In May 2009 I made a blog entry entitled You Buy a NUMA System, Oracle Says Disable NUMA! What Gives? Part II. There had not yet been a Part I but as I pointed out in that post I would loop back and make Part I. Here it is. Better late than never.
Background
I originally planned to use Part I to stroll down memory lane (back to 1995) with a story about the then VP of Oracle RDBMS Development’s initial impression about the Sequent DYNIX/ptx NUMA API during a session where we presented it and how it would be beneficial to code to NUMA APIs sooner rather than later. We were mixing vision with the specific need of our port to be honest.
We were the first to have a production NUMA API to which Oracle could port and we were quite a bit sooner to the whole NUMA trend than anyone else. Our’s was the first production NUMA system.

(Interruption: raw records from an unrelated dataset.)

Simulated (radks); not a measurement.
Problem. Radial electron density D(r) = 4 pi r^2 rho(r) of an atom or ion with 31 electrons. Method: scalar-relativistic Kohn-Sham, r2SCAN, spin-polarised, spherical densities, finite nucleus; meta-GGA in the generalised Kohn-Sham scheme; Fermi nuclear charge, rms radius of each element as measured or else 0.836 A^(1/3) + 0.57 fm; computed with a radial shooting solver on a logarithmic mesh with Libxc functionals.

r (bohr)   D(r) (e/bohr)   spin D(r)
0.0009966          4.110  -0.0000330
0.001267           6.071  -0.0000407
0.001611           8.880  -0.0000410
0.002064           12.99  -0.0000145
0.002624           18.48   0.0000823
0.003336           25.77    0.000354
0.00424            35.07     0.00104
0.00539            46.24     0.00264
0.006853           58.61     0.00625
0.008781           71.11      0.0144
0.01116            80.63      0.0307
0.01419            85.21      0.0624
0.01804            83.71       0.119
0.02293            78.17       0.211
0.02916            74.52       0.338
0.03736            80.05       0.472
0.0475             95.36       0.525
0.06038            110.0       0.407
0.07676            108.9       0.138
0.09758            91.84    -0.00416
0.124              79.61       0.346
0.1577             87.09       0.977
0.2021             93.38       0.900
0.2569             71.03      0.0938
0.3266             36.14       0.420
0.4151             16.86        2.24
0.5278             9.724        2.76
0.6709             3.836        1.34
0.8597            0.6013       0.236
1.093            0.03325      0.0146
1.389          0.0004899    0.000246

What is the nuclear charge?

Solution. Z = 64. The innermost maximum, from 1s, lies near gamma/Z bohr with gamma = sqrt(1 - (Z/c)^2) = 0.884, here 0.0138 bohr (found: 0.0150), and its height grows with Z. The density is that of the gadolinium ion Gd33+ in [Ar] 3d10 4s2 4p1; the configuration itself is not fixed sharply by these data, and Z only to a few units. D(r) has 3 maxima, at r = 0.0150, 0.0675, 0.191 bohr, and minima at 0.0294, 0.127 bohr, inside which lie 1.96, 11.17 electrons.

Now, this VP is no longer at Oracle but the (redacted) response was, “Why would we want to use any of this ^#$%.” We (me and the three others presenting the API) were caught off guard. However, we all knew that the question was a really good question. There were still good companies making really tight, high-end SMPs with uniform memory. Just because we (Sequent) had to move into NUMA architecture didn’t mean we were blind to the reality around us. However, one thing we knew for sure—all systems in the future would have NUMA attributes of varying levels. All our competition was either in varying stages of denial or doing what I like to refer to as “Poo-pooh it while you do it.” All the major players eventually came out with NUMA systems. Some sooner, some later and the others died trying.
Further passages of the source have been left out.